Leadership in egov: what's missing?


Compared to what we're used to, egov Minister Tom Watson is a breath of fresh air.

A number of people have examined today's speech by him and interim report on last year's landmark The Power of Information report.

Simon Dickson is struck by Tom's call for:

more use of techniques commonplace now in the wider world, internal blogs, wikis, discussion forums, shared workspaces, all still quite rare within the machine.
And in the report it's amusing claim that
The government supported a Barcamp initiated by the Ministry of Justice.
Well at least they didn't claim 'initiated' ...

Simon Wheatley:
It’s very heartening stuff and Tom hits many buzzwords, let’s hope he has the power and gets the support to deliver on some of these ideas.
SimonR:
The problem is they are playing catchup, which is a long way away from the innovation that they need to be showing. But it's all good - really good.
Dave Briggs also notes Tom's promotion of blogging by civil servants and picks up on Tom's analogy about:
the relationship between online collaborative communities and the co-operative movement. The point is that while the tools are new, the relationships aren’t, and people have been working together to tackle problems since the year dot. What the tools do is make the process easier and more transparent and because they also make it easier to do without forming institutions or organisations, they also remove some of the political undercurrents too. More needs to be written on this, I think.
I smiled at Tom's memory of using an old 'manual duplication machine' (a Roneo). Ink stains ain't missed. I groaned at reading about Netmums yet again. I was pleased to see talk of 'search insight' but disturbed that this appeared new and came from a chance encounter with a DirectGov employee.

There is the use of the word 'radical' in Tom's speech - which we know from Yes Minister as code for 'doomed'. But Tom is the first egov Minister who has got a clue, so he's the best hope thus far.

Can't see any of this translating easily to local government because lgov and whitehall are different beasts. Be interesting to see if lgov Minister Hazel Blears in her briefly mentioned (dismissively?) due follow-up exactly echoes Tom and offers leadership or loses some stuff along the way - and in the translation. Her bog-standard, out-of-the-box Labour website certainly doesn't bode well, neither does her record thus far.

Echoing SimonR, my sole problem with The Power of Information is: is that it? Is this the only landmark eGov report we're going to see? I can think of several areas besides the specific ones in that report which could equally 'shake things up'. MySociety is part of a particular area within egov: it ain't everything. And we do tend to accept crumbs of movement rather than say 'where's the cake?'

As I have said before, the Tom's in power should invite Jakob Nielsen (or Don Norman) around for tea. It's that sort of commercial experience which - excepting pilgrimages to the Googleplex for a photo-op - isn't being heard and encouraging those connections within egov to help break down the walled garden would truly end the circularity of public servants talking to other public servants (or their contractors).

5 comments:

  1. Anonymous1.4.08

    In fairness to Tom, I think he did have Clay Shirky round for tea the other week.
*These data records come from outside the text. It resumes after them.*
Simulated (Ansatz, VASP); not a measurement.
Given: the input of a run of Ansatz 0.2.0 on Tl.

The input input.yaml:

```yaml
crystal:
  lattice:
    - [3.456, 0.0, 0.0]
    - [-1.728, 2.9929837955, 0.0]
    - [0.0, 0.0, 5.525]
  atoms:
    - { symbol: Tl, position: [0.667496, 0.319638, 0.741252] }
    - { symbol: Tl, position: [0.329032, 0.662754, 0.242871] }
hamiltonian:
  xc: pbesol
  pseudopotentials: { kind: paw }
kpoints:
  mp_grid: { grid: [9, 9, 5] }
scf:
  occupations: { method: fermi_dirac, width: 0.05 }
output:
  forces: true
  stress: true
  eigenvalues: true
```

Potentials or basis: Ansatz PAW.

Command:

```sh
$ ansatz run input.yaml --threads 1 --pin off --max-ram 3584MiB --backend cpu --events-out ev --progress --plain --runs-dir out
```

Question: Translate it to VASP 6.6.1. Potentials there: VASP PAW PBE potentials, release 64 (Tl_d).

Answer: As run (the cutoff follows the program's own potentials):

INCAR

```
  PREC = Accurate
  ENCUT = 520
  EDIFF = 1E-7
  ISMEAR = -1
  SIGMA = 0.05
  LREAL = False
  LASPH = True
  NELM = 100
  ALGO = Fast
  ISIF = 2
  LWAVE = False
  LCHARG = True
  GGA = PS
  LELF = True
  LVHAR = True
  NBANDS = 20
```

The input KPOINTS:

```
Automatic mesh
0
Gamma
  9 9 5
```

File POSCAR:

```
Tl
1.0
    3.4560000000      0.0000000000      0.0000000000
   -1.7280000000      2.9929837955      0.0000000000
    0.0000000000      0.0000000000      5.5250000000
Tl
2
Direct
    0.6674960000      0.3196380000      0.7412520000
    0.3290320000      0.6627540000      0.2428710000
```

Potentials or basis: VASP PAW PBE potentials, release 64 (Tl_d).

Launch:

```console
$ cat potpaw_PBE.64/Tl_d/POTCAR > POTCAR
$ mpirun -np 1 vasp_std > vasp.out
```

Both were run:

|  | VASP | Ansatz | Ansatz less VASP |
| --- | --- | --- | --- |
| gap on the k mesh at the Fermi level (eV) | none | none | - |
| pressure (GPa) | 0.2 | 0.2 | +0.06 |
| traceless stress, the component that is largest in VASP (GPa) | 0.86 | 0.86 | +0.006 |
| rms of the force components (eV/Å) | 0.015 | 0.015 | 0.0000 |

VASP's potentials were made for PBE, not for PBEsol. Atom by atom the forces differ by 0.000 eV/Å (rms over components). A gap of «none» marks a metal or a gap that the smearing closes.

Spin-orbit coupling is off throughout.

    To be honest, I'm not sure we need another report. In fact, it's probably the last thing we need. Reports beget reviews, which beget further reports, and so on - as yesterday's interim report proved. 'Power' asked the exactly right questions in a few areas, and has done enough to start shaking things up generally.

    I'd much rather people took the remit given to them by 'Power' and by Tom Watson's recent comments - and just went off and did something. Whatever you think about Twitter, No10's experimentation over the last week has done more than any report could have.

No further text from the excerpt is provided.